The ultracompact nature of the black hole candidate X-ray binary 47 Tuc X9 (1702.02167v1)

Abstract: 47 Tuc X9 is a low mass X-ray binary (LMXB) in the globular cluster 47 Tucanae, and was previously thought to be a cataclysmic variable. However, Miller-Jones et al. (2015) recently identified a radio counterpart to X9 (inferring a radio/X-ray luminosity ratio consistent with black hole LMXBs), and suggested that the donor star might be a white dwarf. We report simultaneous observations of X9 performed by Chandra, Nustar and Australia Telescope Compact Array. We find a clear 28.18$\pm$0.02 min periodic modulation in the Chandra data, which we identify as the orbital period, confirming this system as an ultracompact X-ray binary. Our X-ray spectral fitting provides evidence for photoionized gas having a high oxygen abundance in this system, which indicates a C/O white dwarf donor. We also identify reflection features in the hard X-ray spectrum, making X9 the faintest LMXB to show X-ray reflection. We detect a $\sim$ 6.8 day modulation in the X-ray brightness by a factor of 10, in archival Chandra, Swift, and Rosat data. The simultaneous radio/X-ray flux ratio is consistent with either a black hole primary or a neutron star primary, if the neutron star is a transitional millisecond pulsar. Considering the measured orbital period (with other evidence of a white dwarf donor), and the lack of transitional millisecond pulsar features in the X-ray light curve, we suggest that this could be the first ultracompact black hole X-ray binary identified in our Galaxy.

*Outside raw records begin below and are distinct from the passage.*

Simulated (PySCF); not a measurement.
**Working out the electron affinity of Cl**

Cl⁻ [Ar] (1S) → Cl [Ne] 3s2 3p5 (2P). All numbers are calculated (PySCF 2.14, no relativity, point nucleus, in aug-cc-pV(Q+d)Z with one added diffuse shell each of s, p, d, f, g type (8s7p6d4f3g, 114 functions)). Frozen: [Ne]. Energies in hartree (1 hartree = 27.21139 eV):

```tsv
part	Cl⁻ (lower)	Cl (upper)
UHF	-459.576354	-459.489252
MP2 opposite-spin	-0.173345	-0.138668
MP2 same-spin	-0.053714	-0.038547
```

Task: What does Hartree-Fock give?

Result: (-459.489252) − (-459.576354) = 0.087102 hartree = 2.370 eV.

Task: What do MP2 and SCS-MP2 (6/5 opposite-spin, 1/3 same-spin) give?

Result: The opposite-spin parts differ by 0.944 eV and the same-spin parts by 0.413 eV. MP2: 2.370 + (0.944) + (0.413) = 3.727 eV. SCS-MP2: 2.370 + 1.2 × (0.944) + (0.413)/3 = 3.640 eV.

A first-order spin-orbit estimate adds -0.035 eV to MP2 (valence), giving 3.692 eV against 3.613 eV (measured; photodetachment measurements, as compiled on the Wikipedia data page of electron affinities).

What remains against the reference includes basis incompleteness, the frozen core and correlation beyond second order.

Ultracompact X-ray Binary 47 Tuc X9: Nature and Implications

The paper conducted by Bahramian et al. investigates the black hole candidate X-ray binary 47 Tuc X9, a source located within the globular cluster 47 Tucanae. This research addresses the potential ultracompact nature of the system, its unusual X-ray spectral features, and the radio/X-ray properties that could suggest a black hole accretor.

Major Findings

The authors provide compelling evidence for 47 Tuc X9 being an ultracompact X-ray binary (UCXB), primarily characterized by a periodic modulation in the X-ray light curve indicative of a 28.18-minute orbital period. This short orbital period suggests that the donor star is likely a white dwarf with either carbon/oxygen (C/O) or helium-dominated composition, typical for UCXBs.

An in-depth X-ray spectral analysis reveals emission features below 1 keV, notably strong lines from O VII and O VIII, hinting at high oxygen abundance. The paper utilizes a photoionization model to best fit these features, indicating that a photoionized region with a high oxygen content surrounds the accretor and emits these lines. This abundance supports the hypothesis of a C/O white dwarf donor, reinforcing the UCXB classification.

The radio and X-ray luminosity relationship for 47 Tuc X9 suggests it aligns with the correlation known for black hole low-mass X-ray binaries (LMXBs), though the authors acknowledge this cannot definitively exclude a neutron star accretor. Observations show no clear evidence of coherent millisecond X-ray pulsations, providing no support for a transitional millisecond pulsar (tMSP) model, which leaves a black hole primary as a plausible scenario.

Implications and Future Directions

The research highlights the discovery of an ultracompact black hole X-ray binary candidate within a globular cluster, an environment traditionally thought to disfavor black holes remaining bound due to dynamical interactions. This finding challenges previous theoretical frameworks regarding black hole retention in dense stellar systems.

Observations supporting a high oxygen abundance and the application of a photoionization model mark a significant advancement in characterizing such systems, steering future studies toward understanding the accretion dynamics and chemical compositions of the disk and donor in UCXBs.

The detection of a 6.8-day super-orbital modulation in the X-ray brightness, although tentative, opens avenues for exploring mechanisms like accretion disk precession or superhump instabilities within these compact binaries. These phenomena can alter our comprehension of disk interactions and evolutionary models for UCXBs.

As next steps, further multi-wavelength observations, particularly coordinated radio, X-ray, and possibly infrared observations, are pivotal to confirm the nature of the compact object. The incorporation of future high-resolution spectroscopy could refine our understanding of the system's accretion structure and chemical profile. Moreover, advancing X-ray polarimetry techniques may offer additional insights into the geometry and magnetic environment around the compact object.

Ultimately, the work by Bahramian et al. sets a precedent for the continued discovery and analysis of similar X-ray binaries and underscores the importance of detailed spectral modeling in constraining the nature of distant X-ray sources within globular clusters, which can yield broader implications for stellar evolution models and cluster dynamics.